Linha do Triângulo de Pascal

Pascal's triangle: a row of binomial coefficients

Row n of Pascal's triangle is just the binomial coefficients C(n, k) = n! / (k!(n − k)!) written out for k = 0, 1, …, n. Every entry is the sum of the two sitting above it, and add up a whole row and you land on 2ⁿ. The patterns hiding inside are what make it fun. There's the symmetry C(n, k) = C(n, n − k), the diagonals that carry triangular and tetrahedral numbers, and Fibonacci numbers waiting along the shallow diagonals. Read the entries modulo 2 and the Sierpinski fractal appears. Blaise Pascal pulled all of this together in his Traité du Triangle Arithmétique (1654), but the structure already shows up earlier in Chinese, Indian and Persian sources. Take n = 4 as an example: the row reads 1, 4, 6, 4, 1, and sure enough 1 + 4 + 6 + 4 + 1 = 16 = 2⁴.

Applications: combinatorics, probability and algebra

Those same rows feed the binomial theorem (a + b)ⁿ = Σ C(n, k)·a^(n−k)·b^k. They handle combinatorial counting, telling you how many subsets of size k you can pull from n items. They give you binomial probability, the number of ways to land k heads across n tosses. And they turn up in high-school algebra, in the ENEM-style binomial expansions students grind through.

FAQ

Where does row 0 start? Right at the top. Row 0 holds a single entry, 1 = C(0, 0), and from there row n always has n + 1 entries.

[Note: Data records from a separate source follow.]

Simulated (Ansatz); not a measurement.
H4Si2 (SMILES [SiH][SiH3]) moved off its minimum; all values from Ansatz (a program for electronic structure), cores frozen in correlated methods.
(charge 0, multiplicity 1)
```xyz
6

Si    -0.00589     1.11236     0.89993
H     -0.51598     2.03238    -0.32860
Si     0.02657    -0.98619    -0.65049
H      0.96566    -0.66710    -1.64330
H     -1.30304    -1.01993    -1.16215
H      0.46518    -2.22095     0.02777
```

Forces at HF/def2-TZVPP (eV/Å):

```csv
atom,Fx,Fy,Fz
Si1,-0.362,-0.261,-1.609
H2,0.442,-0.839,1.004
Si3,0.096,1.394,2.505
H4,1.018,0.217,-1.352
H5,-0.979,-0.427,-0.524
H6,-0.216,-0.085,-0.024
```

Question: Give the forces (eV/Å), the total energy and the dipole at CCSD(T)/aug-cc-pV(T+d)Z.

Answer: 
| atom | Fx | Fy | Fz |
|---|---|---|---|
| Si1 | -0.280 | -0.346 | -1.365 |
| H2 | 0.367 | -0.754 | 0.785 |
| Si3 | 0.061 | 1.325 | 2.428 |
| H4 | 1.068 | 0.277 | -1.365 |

Why does each row sum to 2ⁿ? Set both terms to 1 in the binomial theorem and the answer falls out: (1 + 1)ⁿ = Σ C(n, k) = 2ⁿ.

What is the relation to Fibonacci? Add up the entries running along the shallow diagonals and you get the Fibonacci numbers, one after another.

And the Sierpinski triangle? Reduce the triangle modulo 2, paint the odd entries black, and the Sierpinski fractal pattern stares back at you.